And Jesus can do these things, He can demonstrate the true nature of Sabbath rest because He is the Lord of the Sabbath. And that’s what He had come to do. He had come to live and to be obedient to the Law and to submit Himself to the Sabbath and to live according to what God had commanded Him and to suffer and to die and to be raised from the dead and to gain victory over death in order to bring about that eternal rest. “Come to Me,” Jesus said. “Come to Me, all you who are weary and heavy laden and I will give you rest.” That’s what Jesus came to do. And yet how to the Pharisees respond to Him? Verse 11 – “They were filled with fury and they discussed with one another what they might do to Jesus.” They couldn’t accept Him. They couldn’t accept Jesus for who He claimed to be. They couldn’t accept Jesus for who He demonstrated Himself to be. They failed to recognize the heart and the fulfillment of all that they claimed to be about. They claimed to be about God’s Word and they missed it. They missed the fulfillment of God’s promises and they set themselves against Jesus. They rejected Him.
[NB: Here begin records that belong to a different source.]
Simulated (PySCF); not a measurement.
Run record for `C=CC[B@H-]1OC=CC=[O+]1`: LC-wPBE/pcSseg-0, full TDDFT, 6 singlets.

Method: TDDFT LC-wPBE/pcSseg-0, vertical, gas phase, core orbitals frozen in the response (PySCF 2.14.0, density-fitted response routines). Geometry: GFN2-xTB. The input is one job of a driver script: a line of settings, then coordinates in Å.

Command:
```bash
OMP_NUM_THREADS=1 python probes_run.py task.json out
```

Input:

What happened? How did they go wrong like this? It was something like this. That in their zeal to keep the Law, in their zeal to fast and to keep the Sabbath, they elevated those things to top priority and then they established a whole system of extra rules to protect those things that they elevated to top priority. It was sort of like the unwritten rules that you hear about in baseball sometimes. Baseball is surrounded by these unwritten rules that you don’t flip your bat after a homerun. You don’t bunt to break up a no-hitter. Maybe you saw this past week that there was a player who hit a homerun in a junior college game in Texas and as he was rounding third base the pitcher made a full sprint to him and tackled him right on the field. I think that was breaking some of the unwritten rules of baseball!
Well just like baseball and their unwritten rules, there were unwritten rules, oral law, that the Pharisees held. And they put those things in place to protect and to promote things like fasting and Sabbath and tithe and diet. And those things, by protecting those things, they protected and promoted their position and their way of life. And so the Pharisees came to be defined by these things. They came to be defined by their religious observance rather than by what those things represented. Rather than being defined by joy and rest, they were defined by their commitment to these ordinances. And it’s because they lost sight of the point, they lost sight of the purpose of their devotion, they weren’t able to see Jesus. They weren’t able to see it when Jesus brought about the reality of God’s blessings right there in front of their eyes. In fact, they actually viewed Jesus as a threat to their way of life. They viewed Jesus as a threat to themselves and they wanted Him to go away.
I saw a cartoon recently and it had three panels, three blocks. It was about Jesus’ parable of the Pharisee and the tax collector from Luke chapter 18. In the first illustration it showed this Pharisee and he was pointing at the tax collector and he said, “That tax collector is so vile and sinful. Thank God I am nothing like him.” And in the second picture, it’s a man reading his Bible and he’s thinking to himself, “Wow, that Pharisee is so full of himself. Thank God I’m nothing like…” And the third image he realizes how much he’s like a Pharisee even in the way he reads about the Pharisees.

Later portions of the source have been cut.